Hunter apparently pursued people from Congressional aides to lobbyists to a 2015 employee of his Congressional office, and the expenses he billed his campaign for as part of these relationships ranged from those bar tabs to Uber fees and beyond. In response to the allegations, Hunter has resorted to familiarly vapid Trump-ian claims of prosecutors leading a “witch hunt” against him because of their past personal support of Hillary Clinton. Those prosecutors have asked the judge in Hunter’s case to admonish him to stop with this behavior, although they have not as of Tuesday asked for a formal gag order.

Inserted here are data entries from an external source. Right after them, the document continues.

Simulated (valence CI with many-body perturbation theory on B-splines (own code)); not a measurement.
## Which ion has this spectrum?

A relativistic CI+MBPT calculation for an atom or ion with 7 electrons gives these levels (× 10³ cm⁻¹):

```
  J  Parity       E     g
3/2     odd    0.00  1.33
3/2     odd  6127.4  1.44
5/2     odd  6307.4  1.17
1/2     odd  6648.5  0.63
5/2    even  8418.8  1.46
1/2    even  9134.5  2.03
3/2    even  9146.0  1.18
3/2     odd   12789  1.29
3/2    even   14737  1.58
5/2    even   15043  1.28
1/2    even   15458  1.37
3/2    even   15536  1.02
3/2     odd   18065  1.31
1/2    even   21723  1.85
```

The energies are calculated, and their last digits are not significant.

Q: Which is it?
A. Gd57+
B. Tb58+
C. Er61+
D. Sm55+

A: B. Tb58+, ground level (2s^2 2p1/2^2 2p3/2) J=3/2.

The prosecutors argue that the evidence surrounding his affairs they are preparing for Hunter’s September trial is necessary to “establish the personal nature of the expenditures, to demonstrate Hunter’s knowledge and intent to break the law, and to establish his motive to embezzle from his campaign.” Although details of the potential agreement are sparse, the team says they tried to strike a deal with the Congressman’s side to make the introduction of this information at trial unnecessary, but Hunter’s lawyers refused.

Prosecutors are at this point seemingly withholding further details of Hunter using campaign money to “clearly non-work related activity during get-togethers with his close personal friends,” with POLITICO noting as a potential explanation that the Congressman “has developed a reputation on Capitol Hill for drinking heavily and carousing.” Prosecutors did note that they may call witnesses including his colleagues — which would mean fellow members of Congress. The team suggests they’ve already been in contact with at least some of these figures, noting that some of them have “understandably expressed their unwillingness or their displeasure at being required to answer questions related to Hunter’s conduct.”

As a whole, he and his wife are alleged to have funneled at least some $250,000 from his campaign coffers over the years. This money went to all sorts of things, from everyday expenses like groceries to vacations overseas and their children’s school tuition.

It’s not the only controversy he’s been involved in, freely wading into the debate surrounding Trump’s reported plans to pardon credibly accused war criminals with brags about taking selfies with corpses, as if we should be reassured that war crimes are… normal? Trump has not pardoned any of the war criminals in question, although there’s still the possibility that he might in the future.

Hunter doesn’t appear to have asked Trump to intervene in his fraud case — yet — but his team has asked for his case to be moved out of San Diego because they allege an area in which most people voted for Clinton in 2016 couldn’t produce a truly impartial jury. The judge has not yet ruled on that motion.